Kathleen Crocetti of Watsonville, a Blue Star mother, whose son serves the country in the Air Force is the artist behind the exhibit. The traveling sculpture installation, depicts the almost 4,274 American casualties and almost 99,000 Iraqi dead since the beginning of the war in Iraq, each represented by a five-inch clay figure placed in a base of tons of sand.
Ms Crocetti's artist statement at the first display of her exhibit on Memorial Day 2006
I find that when numbers get past a certain size they are just big numbers, and the abstractness of numbers numb us to the reality of the situation. I have made one small 4 inch figure for every person who has died in Iraq since we invaded.
At this point in time for every US troop member we have lost there have been 16 Iraqi. It is important to me that we as a nation recognize not just our loses, but the losses we have caused. At the same time, honoring our own and being respectful of them is paramount to my piece/peace.
I want people on both sides of the war debate to come see my work, it is a memorial. Each American figure has an American Flag across his/her chest and then 16 anonymous shadow figures standing behind. The shadow figures represent the 1:16 ratio of Iraqi dead to American dead. The 1:16 ratio is very conservative; we do not know exactly how many Iraqis have died. Of the 39,400 known Iraqi dead only 3,500 of them have been named, the other 90% are anonymous to us. They are certainly not anonymous to their families.
During the last two months I have gotten our community involved in catching up with the Iraqi body count. During these work parties while we were cutting out clay bodies we talked.
In the making and the talking we feel as if we are doing something. Grieving is an active process, not a passive one, and recovery is a choice. It is my belief that as a nation we are in denial and have not yet begun to mourn. We need to start the grieving process now, because it is painful and uncomfortable and the sooner we start acknowledging our culpability and responsibility the sooner we will stop inflicting grief upon others.
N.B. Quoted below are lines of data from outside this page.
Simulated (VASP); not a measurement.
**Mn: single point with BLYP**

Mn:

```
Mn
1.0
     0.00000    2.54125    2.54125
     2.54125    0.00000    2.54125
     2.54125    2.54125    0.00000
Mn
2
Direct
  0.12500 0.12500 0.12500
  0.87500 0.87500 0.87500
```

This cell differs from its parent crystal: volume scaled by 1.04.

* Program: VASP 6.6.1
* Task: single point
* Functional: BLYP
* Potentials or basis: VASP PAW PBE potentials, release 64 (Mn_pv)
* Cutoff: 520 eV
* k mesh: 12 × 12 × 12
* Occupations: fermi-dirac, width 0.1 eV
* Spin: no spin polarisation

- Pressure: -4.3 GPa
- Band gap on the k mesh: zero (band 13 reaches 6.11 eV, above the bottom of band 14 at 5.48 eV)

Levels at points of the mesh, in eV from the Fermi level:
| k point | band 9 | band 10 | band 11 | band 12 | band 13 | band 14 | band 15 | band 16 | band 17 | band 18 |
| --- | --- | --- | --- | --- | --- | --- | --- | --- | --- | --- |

Memorials are usually held after someone has died. Honoring those who have died on both sides of the battle field while the battle continues to rage makes my work political. It is my aim to honor those who have died as respectfully as possible while making the growing abstract number visible and tangible. War is war; I am not interested in conversations about how and why we got into this situation.
I am in mourning; eventually as a nation we will need to mourn the dead, maybe the sooner we get started the sooner we will stop.
I am in mourning, too. 5 years ago on Memorial Day, I received that knock on the door that so many military families fear. I was told that my son, 1Lt Ken Ballard was coming home from Iraq in a flag covered casket.
To see the human cost of war displayed in such a bold way as is on display at DeAnza College, should draw visitors in, to at least, have an internal conversation with themselves to ask if this loss of life is okay with them. The war has been sanitized and the costs kept under cover so that the general population has not been affected. We, Gold Star Families, who have lost a loved one in war, mourn the dead every day, but when will the rest of our country share in this grief? Ms Crocetti is right, "eventually as a nation we will need to mourn the dead, maybe the sooner we get started the sooner we will stop".
This installation will be on exhibit until June; I encourage you to visit and for you to view this abstract measurement of grief. If only for a few minutes, you will be able to share in the grief of the 4297 families, including my own.
Yesterday marked the 5 year anniversary of the death of Sgt Sherwood Baker and today is the 5 year anniversary of the death of Sgt Adam Estep- my thoughts are with their families and friends.